‘Soviet Metal Exchange’: LME irks traders by freezing nickel market
The London Metal Exchange has enraged some of the world’s most influential electronic traders after it shut down its nickel market and unwound thousands of deals in response to a spike in the price of the metal.
Months after the 145-year-old exchange upset its traditional users by considering an end to raucous in-person dealing, the LME this week shut down its nickel trading — a market where it sets global benchmarks — in a move last seen in tin in 1985.
The crisis measure came after the metal’s value more than doubled in two days, to a record above $100,000 a tonne, as a large bet against the nickel price left the tycoon behind Tsingshan Holding Group, China’s leading stainless steel group, facing billions of dollars in potential losses.
But the exchange also cancelled all 5,000 nickel trades that had been executed on Tuesday, worth nearly $4bn. Mark Thompson, vice-chair of Tungsten West and a longstanding trader on the LME, estimated the exchange had wiped out $1.3bn of profit and loss on the deals. It was “in the interests of the market as a whole”, the LME said.
Some market participants say that in effectively scrubbing the day from the record books, the exchange crossed a line. Not only did the LME fail to manage the risks, but it also picked a side when it should be neutral, they say.

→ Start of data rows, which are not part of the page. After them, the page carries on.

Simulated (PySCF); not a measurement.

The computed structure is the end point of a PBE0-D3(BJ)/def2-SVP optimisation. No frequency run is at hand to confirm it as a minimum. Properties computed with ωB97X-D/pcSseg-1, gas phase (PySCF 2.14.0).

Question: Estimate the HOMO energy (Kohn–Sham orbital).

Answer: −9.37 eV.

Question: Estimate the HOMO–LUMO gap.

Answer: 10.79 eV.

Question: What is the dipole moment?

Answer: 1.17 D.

AQR, one of the largest hedge funds in the world, is exploring legal options in its dispute with the LME after losing out on significant profits from the exchange’s decision, according to people familiar with the matter.
In a series of posts on Twitter, Clifford Asness, founder of the $140bn fund, described the LME as “slime balls”. This was, he said, the first time he had been told “you don’t get your legitimate profits because, gee, someone else, a broker who didn’t manage things so well, might suffer”.
“I’m accusing you [the LME] of reversing trades to save your favoured cronies and robbing your non-crony customers,” he went on. The LME denied that parent company Hong Kong Exchanges and Clearing had influenced its decision.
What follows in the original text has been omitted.